Acknowledging that greater cooperation could realize efficiencies and ratepayer benefits, the Legislature directed the Regulatory Commission of Alaska (RCA) to investigate and report on means to improve effective and efficient electrical transmission along the Railbelt. The RCA’s recommendations included the need for coordination among stakeholders and enforceable, consistent reliability standards for grid operations. 

In 2020, the Alaska Legislature passed legislation creating an electric reliability organization (ERO) to work on reliability, interconnection, and transmission standards and integrated resource planning for the Railbelt. The legislation positioned the RCA to regulate EROs and retain grid oversight, and defined the ERO’s structure and operating rules to ensure the public interest is met.

Volunteers from a broad range of stakeholder representatives with an interest in Railbelt reliability and planning came together as an implementation committee. The stakeholder groups included Railbelt electric utilities, Alaska Energy Authority, consumer advocates, environmental advocates, independent power producers, and unaffiliated representatives. These stakeholders formed the Railbelt Reliability Council (RRC) organization and applied to the RCA for certification as the Railbelt’s ERO.

A balanced-interest subcommittee structure was employed to develop policies, processes, and other requirements, and to manage independent, nationally recognized subject matter experts on integrated resource planning, governance, standards development and compliance, budget, organizational structure, and public transparency and involvement. From its inception, the RRC required supermajority approval of key actions to ensure robust consensus for the foundational development of the organization and a simple majoryity for other actions.

The RRC was incorporated as a 501(c)(4) non-profit corporation and on September 23, 2022, was approved by the RCA to serve as the Railbelt's ERO. 

The RRC's primary duties includes:

  • Establishing and enforcing clear, nondiscriminatory rules of operation for all entities connected to the Railbelt network.
  • Ensuring advanced planning of new transmission and generation projects 15 megawatts or greater that are consistent with the public interest and coordinated through an integrated system-wide planning process.
  • Fostering increased cooperation among the utilities, others connected to the network and consumers to improve reliability, security, and system efficiencies important to the life, health, safety, and economic well-being of consumers.
A highway in Fairbanks Alaska with a sunset in the background.

RRC Board of Directors

The RRC has fifteen board members, including thirteen voting director seats and two ex-officio, non-voting seats. 

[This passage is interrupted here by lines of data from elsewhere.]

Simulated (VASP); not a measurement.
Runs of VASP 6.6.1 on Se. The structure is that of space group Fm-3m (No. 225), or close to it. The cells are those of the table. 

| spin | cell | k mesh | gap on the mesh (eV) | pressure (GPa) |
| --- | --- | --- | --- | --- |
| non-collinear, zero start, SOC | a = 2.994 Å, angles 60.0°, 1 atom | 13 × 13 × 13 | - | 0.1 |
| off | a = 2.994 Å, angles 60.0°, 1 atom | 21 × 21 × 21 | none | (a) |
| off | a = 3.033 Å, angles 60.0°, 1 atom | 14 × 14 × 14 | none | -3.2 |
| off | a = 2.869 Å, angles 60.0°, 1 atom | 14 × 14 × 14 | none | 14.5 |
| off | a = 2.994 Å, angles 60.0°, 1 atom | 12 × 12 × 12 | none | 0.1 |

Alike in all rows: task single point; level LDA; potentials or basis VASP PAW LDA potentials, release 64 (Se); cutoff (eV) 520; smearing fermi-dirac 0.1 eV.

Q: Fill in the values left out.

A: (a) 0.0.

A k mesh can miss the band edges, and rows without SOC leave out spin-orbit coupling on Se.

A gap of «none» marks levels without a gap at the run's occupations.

The 13 voting director seats are each assigned to a stakeholder class, representing either a power producer stakeholder (utility or independent power producer), a power consumer stakeholder (resident, business, or environmental), or an independent perspective (unaffiliated individual) within the Railbelt. The seats are further designated by more specific characteristics of their stakeholder class, as allowed under ERO regulations. These divisions demarcate interests and are based in part, on their role in grid operations and their interests in reliability standards and integrated resource planning. See the RRC’s ERO application for more detail. 
 

In all, the board includes:

  • 4 seats designated to electric utility cooperatives in acknowledgment of the utilities’ vital role in grid operations and planning, with each of the Railbelt’s four electric utilities cooperatives (Homer Electric Association, Inc.; Chugach Electric Association, Inc.; Matanuska Electric Association, Inc.; and Golden Valley Electric Association, Inc.;) appointing a director for one of the seats. These utility seats represent both the producer and the consumer stakeholder groups. The RRC’s ERO application provides more information (pp. 29-30) about how this is reflected in the Board balance.
  • 1 seat designated to the Railbelt’s single municipal electric utility, with the City of Seward appointing a director for the seat.
  • 1 seat designated to a distribution-only power provider, with Doyon Utilities (currently the only such provider in the Railbelt) appointing the seat director.
  • 1 seat designated to the State of Alaska as a power provider and transmission owner that is not a utility, with the Alaska Energy Authority, appointing the seat director.
  • 2 seats assigned to independent power producers, in recognition of the increasing number and role of these power providers on the Railbelt grid, the Alaska Independent Power Producer Association (AIPPA) appointing the seat directors.
  • 1 seat assigned to residential and small commercial power consumers, with a group of up to 15 residential and small commercial power consumers appointing the director.
  • 1 seat assigned to large commercial and industrial power consumers, with a group of up to 15 large commercial and industrial power consumers appointing the director.
  • 1 seat assigned to consumers with environmental advocacy as their leading policy priority, with a group of such consumers appointing the director.
  • 1 seat assigned to an independent person unaffiliated with a grid entity, recruited in a public process and appointed by the RRC board.

In this manner, every director is appointed by an entity or group, as applicable, of the stakeholder class that the director is tasked with representing on the RRC board. Because the board seats represent stakeholder classes, each director is required to have experience with and understand the issues and concerns of their stakeholder class. Providing the appointees meet this requirement and basic qualifications, they are not subject to additional approvals by the RRC once appointed by the entities or groups.